Mr. Trump loved the story and invited her to speak on his behalf at the 2020 Republican National Convention. She joined his staff in 2022, after leaving her job as an anchor at the far-right One America News Network, where she further endeared herself to Mr. Trump by endorsing his baseless claims about the 2020 election being stolen.
Mr. Trump once remarked, while angry after his arraignment in Fulton County, Ga., in 2023, that Ms. Harp was the only member of his staff who cared about him, according to two people familiar with the comment.
In 2023, Ms. Harp sent a series of letters to Mr. Trump that unnerved people around him, according to a half-dozen people with knowledge of them.
“You are all that matters to me,” she wrote in one of the letters, which were seen by The New York Times. The letters’ authenticity was confirmed by two people with direct knowledge of them.
“I don’t ever want to let you down,” Ms. Harp wrote, thanking Mr. Trump for being her “Guardian and Protector in this Life.”
In another letter, she told Mr. Trump that she wanted to get back to “that synergy” she used to have with him, where “we’d talk about everything and nothing.”
“I want to bring you joy,” she wrote, “to feel like we can get through a day without ever having to talk ‘work.’”
At the White House, Ms. Harp is likely to serve a role unlike any presidential adviser in modern history.

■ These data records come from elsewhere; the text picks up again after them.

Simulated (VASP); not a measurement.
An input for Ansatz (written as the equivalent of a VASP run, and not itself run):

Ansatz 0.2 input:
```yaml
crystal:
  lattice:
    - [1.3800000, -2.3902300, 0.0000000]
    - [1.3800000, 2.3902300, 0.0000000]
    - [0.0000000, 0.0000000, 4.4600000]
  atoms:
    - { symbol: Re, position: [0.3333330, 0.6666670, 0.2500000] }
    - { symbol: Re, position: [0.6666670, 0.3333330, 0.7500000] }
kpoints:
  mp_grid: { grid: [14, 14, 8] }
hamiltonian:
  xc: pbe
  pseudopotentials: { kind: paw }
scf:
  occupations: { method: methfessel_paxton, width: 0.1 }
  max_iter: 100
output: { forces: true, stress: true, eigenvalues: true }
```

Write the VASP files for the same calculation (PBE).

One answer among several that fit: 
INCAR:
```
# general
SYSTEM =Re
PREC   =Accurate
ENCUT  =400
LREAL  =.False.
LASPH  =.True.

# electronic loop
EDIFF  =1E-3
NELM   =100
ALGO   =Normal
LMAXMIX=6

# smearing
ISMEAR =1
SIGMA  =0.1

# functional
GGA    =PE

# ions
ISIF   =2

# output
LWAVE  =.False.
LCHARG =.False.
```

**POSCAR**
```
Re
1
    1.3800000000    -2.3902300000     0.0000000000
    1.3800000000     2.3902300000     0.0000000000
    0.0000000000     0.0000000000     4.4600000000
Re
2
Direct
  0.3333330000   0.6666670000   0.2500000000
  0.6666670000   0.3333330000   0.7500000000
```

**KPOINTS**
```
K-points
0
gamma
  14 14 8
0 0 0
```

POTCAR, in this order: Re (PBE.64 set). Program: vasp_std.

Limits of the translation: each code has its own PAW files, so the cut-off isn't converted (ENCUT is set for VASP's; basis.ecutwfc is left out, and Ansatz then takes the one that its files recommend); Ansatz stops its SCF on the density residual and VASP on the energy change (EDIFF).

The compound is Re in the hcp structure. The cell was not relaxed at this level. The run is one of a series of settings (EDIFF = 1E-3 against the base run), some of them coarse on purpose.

While the incoming staff secretary, Will Scharf, will be tasked with managing the paper flow in and out of the president’s office, those who have worked closely with Mr. Trump know that as long as Ms. Harp is around there will inevitably be an entirely separate stream of information to his desk.
That is a change from Mr. Trump’s first four years in office, when the staff members who controlled his social media feed usually alerted higher-ups of potentially problematic posts, like dismissals of significant advisers.
Ms. Harp, by contrast, has mostly run her own program.